In case you haven’t noticed, Iran is no longer in the nuclear bomb business. As the result it is able to do business with the outside world again.

The more remarkable is that this has not happened in the wake of smouldering holes in the ground where the nuclear sites once were, and half of the already-diminished Iranian economy in ruins after the inevitable fire-fight that would have followed the bunker-busting bombs.

Which shows that there is a role for international diplomacy beyond the delivery of threats and ultimata. One was beginning to wonder.

Whatever one might say about the Islamic Republic’s politics, the ambitions of its factions and its role beyond its immediate borders, commercial and cultural isolation is not a natural state for a country that has played a key part in the development of humanity over the past three thousand years.

In my home my walls are adorned by two magnificent Isfahan carpets depicting the Tree of Life. There’s one from Shiraz on the floor of my lounge. In my library sits a collection of the poems of Rumi. And in the kitchen there’s a box of saffron tea from Mashhad. Just a few objects, but ones that remind me of their place of origin whenever I pass them by.

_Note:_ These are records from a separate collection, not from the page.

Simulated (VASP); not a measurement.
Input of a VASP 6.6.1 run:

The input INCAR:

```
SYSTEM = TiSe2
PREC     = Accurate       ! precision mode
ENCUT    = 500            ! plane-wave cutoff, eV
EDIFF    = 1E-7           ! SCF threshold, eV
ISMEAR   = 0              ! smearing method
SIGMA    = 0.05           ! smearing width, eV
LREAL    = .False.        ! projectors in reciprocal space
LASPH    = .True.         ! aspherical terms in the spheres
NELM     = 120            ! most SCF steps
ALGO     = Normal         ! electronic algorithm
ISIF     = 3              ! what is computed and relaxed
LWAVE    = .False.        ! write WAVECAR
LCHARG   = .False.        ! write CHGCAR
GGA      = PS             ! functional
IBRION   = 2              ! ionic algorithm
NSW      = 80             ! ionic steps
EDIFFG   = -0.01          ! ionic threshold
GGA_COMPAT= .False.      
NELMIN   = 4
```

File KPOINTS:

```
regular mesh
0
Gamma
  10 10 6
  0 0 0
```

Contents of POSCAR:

Iran has never been far from my mind over the past few decades. When I first arrived in the Middle East, it was at war with Iraq. During the four years when I lived in Bahrain, rumours were constantly flying around about an impending Israeli strike on the nuclear sites. Had that happened, the whole region, including the place where I was living, might have gone up in flames.

I’ve met enough Iranians in my time to know that most are not fanatics. They are smart, curious and proud of their heritage. And they have much to be proud of. They have a great sense of humour. And now they have the opportunity to engage with the world once again.

For once, diplomacy worked. A roadblock has been cleared. There are many more that prevent a state of justice and equilibrium from returning to the Middle East. But it’s a start.

The negotiating parties deserve our congratulations, and the hard-pressed people of Iran deserve our best wishes.